Tuesday, December 23, 2008

The Germans and the Afghanistan War
on 2008/12/10 19:30:00 (1000 reads)
Heidelberg, December 9, 2008 -- It seems agreed in Germany that the overwhelming majority are against any expansion of the German role in Afghanistan if it means German troops in combat. Germany’s soldiers complain about this because it puts them personally in an invidious position among most of the rest of the NATO forces in that country. It also creates confusion and inefficiencies in attempting to run a war in which only a part of the available troops can be sent into the combat zones where they are most needed.

The Taliban are increasingly in control of the south of the country and now are closing a ring around Kabul itself, aiming to cut the capital off from the rest of Afghanistan, their strategy when the Russians occupied the nation. The new American brigade of 4,000 men will go to the protection of Kabul, where embassies, official buildings and the like have in recent months had high concrete walls built around them -- each to have its own fortified “green zone.”

Last weekend the insurgents blew up 100 trucks loaded with supplies at a U.S depot in Peshawar in Pakistan, an hour from the Afghan border on a main supply route passing through the Khyber pass region controlled by Taliban factions. The rebels are also harassing the roads passing through Pakistan from the port of Karachi, so that NATO is forced to increase the supply traffic through Central Asia, where Russian cooperation is necessary.

The main German problem, however, is with the transformation of their mission, which began as a peacekeeping, stabilization and development effort, not a war against Afghan insurgents. This is a touchy point, of great political significance in the war and among allies, so that some U.S. commanders are careful in distinguishing between “Insurgents” and the “Terrorists” – al Qaeda and its recruits in the tribal territories. Those are supposed to be the enemy. The Taliban want the foreigners out of their country.

Why are the allies waging war against the largest of the native ethnic groups in Afghanistan, automatically benefitting the Pathans’ traditional ethnic rivals? The NATO answer is that it didn’t set out to fight a war against the Pathans. It just happened that way.



NATO is fighting to protect a legitimate government in Kabul, internationally recognized, which is committed to modern standards of women’s rights, nondiscriminatory education, etc. Unfortunately these good things are all but impossible for foreign armies to install and protect in a country where most people are illiterate and living spiritually in the middle ages.

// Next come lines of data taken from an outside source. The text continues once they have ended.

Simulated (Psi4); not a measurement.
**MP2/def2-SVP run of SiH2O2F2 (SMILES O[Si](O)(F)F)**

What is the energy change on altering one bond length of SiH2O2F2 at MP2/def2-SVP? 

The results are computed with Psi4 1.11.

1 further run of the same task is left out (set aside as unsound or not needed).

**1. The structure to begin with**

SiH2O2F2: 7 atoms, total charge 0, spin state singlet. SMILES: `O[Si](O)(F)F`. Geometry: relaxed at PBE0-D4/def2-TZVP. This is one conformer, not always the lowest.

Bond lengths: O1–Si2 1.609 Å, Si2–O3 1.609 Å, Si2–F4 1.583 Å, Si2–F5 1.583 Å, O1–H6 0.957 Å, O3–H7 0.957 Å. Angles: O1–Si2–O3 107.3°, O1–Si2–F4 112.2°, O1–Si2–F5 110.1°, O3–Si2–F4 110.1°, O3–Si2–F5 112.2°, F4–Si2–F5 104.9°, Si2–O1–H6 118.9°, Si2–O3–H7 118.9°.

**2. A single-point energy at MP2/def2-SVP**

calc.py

Admirable as NATO intentions may be, this is not what the intervention in Afghanistan was supposed to be about, and it may be questioned to what extent the presence of western armies has actually promoted such ends, or whether overall the effect has been to undermine development and degrade the condition in which the people of the country are compelled to live.

The truth is that German soldiers are in Afghanistan becase the United States demanded that they go there, and for nearly 60 years Germany has supported Washington in nearly everything the United States has wanted to do. This is considered on both sides as an inevitable consequence of the second world war.

No one puts the matter so crudely these days. Officially, the United States is in Afghanistan to fight al-Qaeda and defend a legitimate government. Officially, the argument goes, Germany is in Afghanistan because if the Taliban are allowed once again to take power in that country, international terrorism will be strengthened and the danger of terrorist attacks in western Europe will increase. Better to fight the enemy in Afghanistan than in Heidelberg, Berlin or Paris. (An innocent bystander might suggest that Heidelberg, Berlin or Paris are the best places to fight them, since that is where they can do the most harm.)

The other rationale for Germans and other Europeans to fight the Taliban in Afghanistan is the Washington argument that Europe has been for years defended by the United States and payback time has arrived. But since the collapse of the Soviet Union there has been no threat to Europe other than from radicalized young Muslims, usually members of their own populations, stirred up by the U.S. invasions of Afghanistan and Iraq.

George Bush’s Global War on Terror now is a hopelessly confused affair in which nearly everyone is fighting for misconceived reasons and for objectives impossible to attain. Outraged Muslims seem to think they are defending the Prophet from western attack and can in the end conquer the West. Western armies are in Iraq and Afghanistan because their political leaders want to make democracy prevail in the Islamic world. Is it possible that the new American administration could actually reexamine what its serious and attainable purposes are? Could it consult with such increasingly reluctant allies as Germany, Britain and Canada, and listen to what they have to say?